Design

Input hierarchy

Updated: Mar 13, 2026

The Horizon OS platform supports a wide range of input modalities, including spatial input sources like controllers and specialized devices that offer improved precision, throughput, and convenience. The input hierarchy defines how the system prioritizes these modalities and manages fallbacks, so users can transition gracefully between inputs depending on their context.

Input tiers

Horizon OS organizes input modalities into three tiers based on form factor and task coverage.

Tier 1 comprises input methods inherent to the device, catering to the broadest audience.

Tier 2 and Tier 3 offer enhanced precision or specialized input through software enhancements or accessories.

On devices that support eye tracking, gaze provides an additional targeting method. See Fallback behavior for how the system integrates gaze when available.

Tier	Description	Modalities
1. Core	The most natural and high-priority modalities available	Controllers, Hands
2. Core and specialized	Functional alternatives that enhance precision, throughput, or convenience	Gamepad, Keyboard, Mouse, Stylus
3. Specialized	Supplementary or system-level inputs used for specific tasks	Voice

Note: On devices that support eye tracking, gaze can serve as an additional targeting method for far-field interactions. When eye tracking is enabled and controllers are not in hand, the system can use gaze for targeting paired with a hand pinch gesture for selection. See Fallback behavior for details.

Tier 1: Core interaction model

Input methods that serve the largest content and task types and deliver a core interaction model that meets most users’ needs.

Controllers
Controllers are a crucial input modality on the Meta Quest platform, enabling sophisticated spatial input that allows users to perform tasks requiring precision and specific functions. Thanks to its exceptional versatility and precision, the controller is an ideal input device for a broad spectrum of applications.

Hands
Hand tracking enables the use of hands as an input method. Using hands as an input method delivers a new sense of presence, enhances social engagement, and delivers more intuitive and natural interactions.

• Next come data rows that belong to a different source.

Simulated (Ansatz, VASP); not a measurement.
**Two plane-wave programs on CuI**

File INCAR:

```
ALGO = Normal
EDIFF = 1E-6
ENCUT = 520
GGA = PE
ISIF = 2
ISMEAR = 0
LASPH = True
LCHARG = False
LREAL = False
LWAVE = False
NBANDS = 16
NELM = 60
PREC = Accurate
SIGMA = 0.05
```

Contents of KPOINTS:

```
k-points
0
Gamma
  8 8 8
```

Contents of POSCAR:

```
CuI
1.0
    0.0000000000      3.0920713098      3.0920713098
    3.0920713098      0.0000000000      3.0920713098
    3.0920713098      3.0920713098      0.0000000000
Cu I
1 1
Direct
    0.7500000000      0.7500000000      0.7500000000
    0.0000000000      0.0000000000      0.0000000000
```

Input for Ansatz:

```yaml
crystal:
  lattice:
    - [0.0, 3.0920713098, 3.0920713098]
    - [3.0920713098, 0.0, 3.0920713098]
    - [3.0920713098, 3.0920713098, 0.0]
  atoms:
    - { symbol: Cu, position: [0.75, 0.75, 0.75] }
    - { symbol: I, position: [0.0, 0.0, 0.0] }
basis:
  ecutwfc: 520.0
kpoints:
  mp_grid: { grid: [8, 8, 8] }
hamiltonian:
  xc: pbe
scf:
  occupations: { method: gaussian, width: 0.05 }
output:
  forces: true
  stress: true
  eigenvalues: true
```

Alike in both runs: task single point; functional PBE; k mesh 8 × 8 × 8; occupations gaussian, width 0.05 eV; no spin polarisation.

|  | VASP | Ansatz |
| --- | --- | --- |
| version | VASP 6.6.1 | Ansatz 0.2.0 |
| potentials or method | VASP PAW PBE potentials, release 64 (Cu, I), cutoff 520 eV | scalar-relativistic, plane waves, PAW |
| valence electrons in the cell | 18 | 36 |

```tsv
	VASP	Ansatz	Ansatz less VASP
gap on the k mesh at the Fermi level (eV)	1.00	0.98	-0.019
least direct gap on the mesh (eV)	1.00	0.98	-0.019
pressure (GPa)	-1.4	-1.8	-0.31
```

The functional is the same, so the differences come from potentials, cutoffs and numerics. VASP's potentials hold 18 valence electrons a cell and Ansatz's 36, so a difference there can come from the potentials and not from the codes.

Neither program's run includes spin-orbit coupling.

Tier 2: Between core and specialized

Input devices or modalities that some users may use to increase precision, throughput, convenience, and more capabilities for under-performing input in Tier 1.

Gamepad
Gamepad input is specialized for gaming experiences with various analog and digital buttons combined with D-pad and thumbsticks. Gamepads offer precise control over movements and actions, making them well-suited for games and applications requiring accuracy.

Keyboard
Meta Quest devices support physical keyboards through a Bluetooth connection. This input modality allows users to input text quickly and efficiently, leveraging the familiarity and muscle memory of typing on a keyboard.

Mouse
Mouse input enables precise control over interactions, making it ideal for tasks like selecting small objects or navigating complex menus. Users are accustomed to using mice in traditional computing, which makes it an intuitive input method.

Stylus
Stylus input allows the user to draw and sketch on both 2D surfaces and in 3D space. Stylus input offers high precision and accuracy, making it ideal for tasks like writing, drawing, and selecting small objects.

Tier 3: Specialized input

Supplementary or system-level inputs used for specific tasks or for smaller segments of users.

Voice
Voice input enables users to interact with devices and applications using spoken language. This modality is especially useful for hands-free interaction, accessibility, and situations where manual input is impractical.

Fallback behavior

When a preferred input method is unavailable or becomes obscured, the system uses fallback logic to maintain functionality. The following transitions happen automatically.

Targeting fallback

The system defaults to Controller Ray or Hand Ray for far-field targeting. On devices with eye tracking, if controllers are not in hand and eye tracking quality is sufficient, the system can use gaze for targeting instead. If no hand or controller tracking is available, the Head ray (center of FOV) becomes the fallback aimer.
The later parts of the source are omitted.